Barbara Honegger, the former Justice Department aide who attacked the Reagan administration's commitment to women as a "sham," says she will enter politics, possibly as an independent, in a bid to unseat Rep. Frank Wolf or Sen. John Warner, both Virginia Republicans.
Honegger, a resident of Arlington whose ancestors on her mother's side are from Virginia and West Virginia, said in an interview this week she will run either in 1984 or 1986.
"I haven't decided these details. I've just decided that I'm going to run and that it's going to be in Virginia, because it's my home," said Honegger, who moved to Northern Virginia from California in 1980 after President Reagan's election.
She said that a book she is writing about the Reagan administration will be completed by Nov. 4, after which she will research the records of Wolf and Warner.
"I could run as an independent," said Honegger. "It's a possibility. It's a very good possibility. I would prefer to run as an independent, because I'm independent."
Honegger added that she still prefers the Republican Party to the Democratic Party because, "I really believe in free market economics."
Spokesmen for Wolf, whose congressional district includes Arlington, and for Warner both declined yesterday to comment on Honegger's statements.
Asked if she were intimidated about the prospect of a race against the well-known Warner, Honegger said, "Oh, no. I took on the president and won. So John Warner certainly doesn't intimidate me."
Honegger quit as director of a Justice Department program designed to identify sex bias in federal and state laws after an article she wrote criticizing Reagan's policies on women appeared in the opinion pages of The Washington Post on Aug. 21. One administration official labeled Honegger a "low-level munchkin."

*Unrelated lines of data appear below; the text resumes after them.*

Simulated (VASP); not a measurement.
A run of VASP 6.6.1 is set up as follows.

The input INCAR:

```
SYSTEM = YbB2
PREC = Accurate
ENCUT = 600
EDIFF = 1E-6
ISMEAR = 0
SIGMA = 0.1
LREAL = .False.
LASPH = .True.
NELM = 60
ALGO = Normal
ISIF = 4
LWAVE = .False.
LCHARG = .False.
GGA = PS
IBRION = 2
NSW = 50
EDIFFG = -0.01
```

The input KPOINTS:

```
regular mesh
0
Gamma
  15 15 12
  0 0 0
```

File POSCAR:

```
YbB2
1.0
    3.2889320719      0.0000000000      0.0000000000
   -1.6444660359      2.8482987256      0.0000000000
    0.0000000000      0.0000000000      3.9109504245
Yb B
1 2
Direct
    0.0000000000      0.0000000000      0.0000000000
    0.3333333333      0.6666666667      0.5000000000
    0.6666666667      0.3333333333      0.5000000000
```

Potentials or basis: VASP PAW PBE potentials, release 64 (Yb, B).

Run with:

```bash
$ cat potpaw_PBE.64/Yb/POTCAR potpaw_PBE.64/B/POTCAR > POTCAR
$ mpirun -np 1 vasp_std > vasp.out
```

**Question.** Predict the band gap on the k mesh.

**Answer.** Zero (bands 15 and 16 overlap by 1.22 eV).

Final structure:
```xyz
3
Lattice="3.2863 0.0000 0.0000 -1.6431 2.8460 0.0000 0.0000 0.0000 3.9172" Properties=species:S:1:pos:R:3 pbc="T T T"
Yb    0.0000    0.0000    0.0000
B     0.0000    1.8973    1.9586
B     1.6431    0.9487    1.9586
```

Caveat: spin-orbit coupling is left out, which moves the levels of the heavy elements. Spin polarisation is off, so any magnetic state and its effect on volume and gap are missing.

Honegger acknowledged that the White House might try to thwart any political bid, but she added, "It won't make any difference. People will vote for the truth."
Asked if she thought she would get any Republican Party support, she noted that Sen. Richard G. Lugar (R-Ind.), chairman of the National Republican Senatorial Committee, has offered to fund Republican women candidates for the Senate. A Lugar spokesman said that the senatorial committee will not fund challengers of Republican incumbents.
Honegger said her decision to run for Congress from Virginia was based largely on her instincts. "There's something you have to understand about me. I operate on instinct. I have an extremely keen and strong instinct. My instinct tells me I should run--and run from here Arlington ."
She said she was drawn to Virginia. "The turning points in American politics and history have always been in Virginia. The major battles of the Revolutionary War and the Civil War were in Virginia. The battlegrounds of the future in the country will be political. Historically, the center of change is Virginia. Real revolution stems in Virginia."
Honegger says she felt she was drawn to her Arlington house, which she chose randomly from a computer printout, and was likewise drawn to the church next door to her house. "At the first opportunity, I went to that church. On the first day at church . . . I looked at the minister. I felt like I'd known him all my life." She said she later discovered that her great-grandfather had encouraged the pastor to join the ministry.
Honegger said that in conjunction with her campaign, she will launch an advertising agency and that she will be the firm's first client.
"I have a way that for less than one-tenth of the price of television advertising, you can get higher visibility," said Honegger. She plans to call the group High Visibility Productions, a name she is currently registering, and what she called a "system" will be called "the space station." She refused to reveal further details, including what the "system" was, except to say that she has lined up engineers and companies that can put the system together.
Asked if waiting until 1986 could allow someone to steal her idea, she replied, "You have to understand, I have a very unusual mind. Nobody in the world will think of it."